Location Term Level1 Credits (ECTS)2 Current Convenor3 2021 to 2022
Canterbury
Spring 6 15 (7.5) DR H Gibson checkmark-circle

Overview

This module investigates the relationship between law and social change, and explores the political, economic and social dynamics that affect this relationship over time. The module will consider questions such as:

• Why is the law a terrain of social struggle?
• How does the law respond and/or contribute to social change?
• How do the values or worldviews that the law incorporates affect the legal advancement of social change?
• How does the character of the law change in relation to different political, economic and social contexts?
• What are the obstacles and limitations to the law contributing to and creating social change? How is the context in which the law operates important in this analysis?
• How can we engage with the law to pursue change towards social justice?
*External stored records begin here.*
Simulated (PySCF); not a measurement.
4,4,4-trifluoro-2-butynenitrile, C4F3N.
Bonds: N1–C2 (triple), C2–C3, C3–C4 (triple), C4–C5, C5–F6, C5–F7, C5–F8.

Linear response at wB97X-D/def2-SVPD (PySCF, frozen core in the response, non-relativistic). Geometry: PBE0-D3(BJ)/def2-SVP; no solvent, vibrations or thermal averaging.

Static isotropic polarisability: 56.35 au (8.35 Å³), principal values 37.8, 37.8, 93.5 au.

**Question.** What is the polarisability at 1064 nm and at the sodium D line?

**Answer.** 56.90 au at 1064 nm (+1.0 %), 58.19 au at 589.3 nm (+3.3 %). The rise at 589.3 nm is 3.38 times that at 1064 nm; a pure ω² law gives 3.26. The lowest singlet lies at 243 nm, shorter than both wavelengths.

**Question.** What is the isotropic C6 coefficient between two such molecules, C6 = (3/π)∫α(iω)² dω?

The first part of the module examines the relationship between law and social change as addressed by key classical and contemporary social theorists. This exploration is then extended with an analysis of how and to what extent social movements can affect legal reform and eventually contribute to social change. The second part of the module investigates a number of concepts and areas in relation to which the approaches and ideas explored in the previous part can be applied, questioned, reframed or expanded. These concepts and areas are morality, democracy, globalisation, rights and citizenship, and the role of legal professions in social change.

Details

Contact hours

Contact hours: 20
Private study hours: 130

Total study hours: 150

Method of assessment

Main assessment methods

Research Essay (6000 words) (100%)


Reassessment methods

Reassessment instrument: 100% project

Indicative reading

• S. L. Roach Anleu, 'Law and Social Change', Sage; 2nd Ed; 2010
• R. Mawani, ‘Law and Colonialism: Legacies and Lineages’ (chapter 27) in A. Sarat and P. Ewick (eds.) ‘The Handbook of Law and Society’, Malden: Wiley-Blackwell, 2015.
• S. L. Cummings, ‘Empirical Studies of Law and Social Change: What is the Field? What are the Questions?’, Wis. L. Rev. 171, 2013.
• S. Falk Moore, ‘Law and Social Change: The Semi-Autonomous Social Field as an Appropriate Subject of Study’, Law and Society Review 7(1), 1972.
• P. Fitzpatrick, ‘Being Social in Socio-Legal Studies’ 22(1), Journal of Law and Society, 1995.
• S. M. Sterett, ‘What is Law and Society? Definitional Disputes’ (chapter 1) in A. Sarat and P. Ewick (eds.), ‘The Handbook of Law and Society’, Malden: Wiley-Blackwell, 2015.
• B. Z. Tamanaha, ‘A General Jurisprudence of Law and Society’, Oxford: Oxford University Press, 2001.
• A. Sen, ‘What is the Role of Legal and Judicial Reform in The Development Process?’, World Bank Legal Conference, Washington DC, 5 June 2000
• B. Z. Tamanaha, ‘Law and Society’ in Dennis Patterson (ed.) ‘A Companion to Philosophy of Law and Legal Theory’, Malden: Wiley-Blackwell, 2010.
• M. Travers, ‘Introduction’ in Understanding Law and Society’, London: Routledge, 2010.

See the library reading list for this module (Canterbury)

See the library reading list for this module (Medway)

Learning outcomes

The intended subject specific learning outcomes.
On successfully completing the module students will be able to:

1. Employ a range of theoretical approaches to understanding law, morality, and social change, by exploring diverse perspectives, and selected case studies.
2. Demonstrate independent, critical thinking on the history, and social and political character of legal change.
3. Reflect upon and analyse the moral and ethical content and impact of law as it impacts on social change.
4. Demonstrate advanced research and writing skills
5. Engage in a critical discussion of the nature, function and effects of law as it has been, is, ought to and/or might be expressed in the bringing about of social change
6. Undertake explorations, demonstrations, critical evaluations and engagements in the context of moral discourse, social struggle, conflict resolution and social integration
7. Demonstrate an awareness of the economic, political and/or social implications of legal forms and remedies in the pursuit of social change.

The intended generic learning outcomes.
On successfully completing the module students will be able to:

1. Devise and sustain an argument and present relevant knowledge and understanding in the form of reasoned argument.
2. Carry out further research from a variety of sources including scholarly reviews and primary sources to inform a sustained and detailed argument.
3. Identify and evaluate legal and policy problems according to their historical, political and legal context.
4. Analyse critically detailed conceptual current and historical material, and recognize and comment on the different positions that are taken in the literature surveyed.

Notes

  1. Credit level 6. Higher level module usually taken in Stage 3 of an undergraduate degree.
  2. ECTS credits are recognised throughout the EU and allow you to transfer credit easily from one university to another.
  3. The named convenor is the convenor for the current academic session.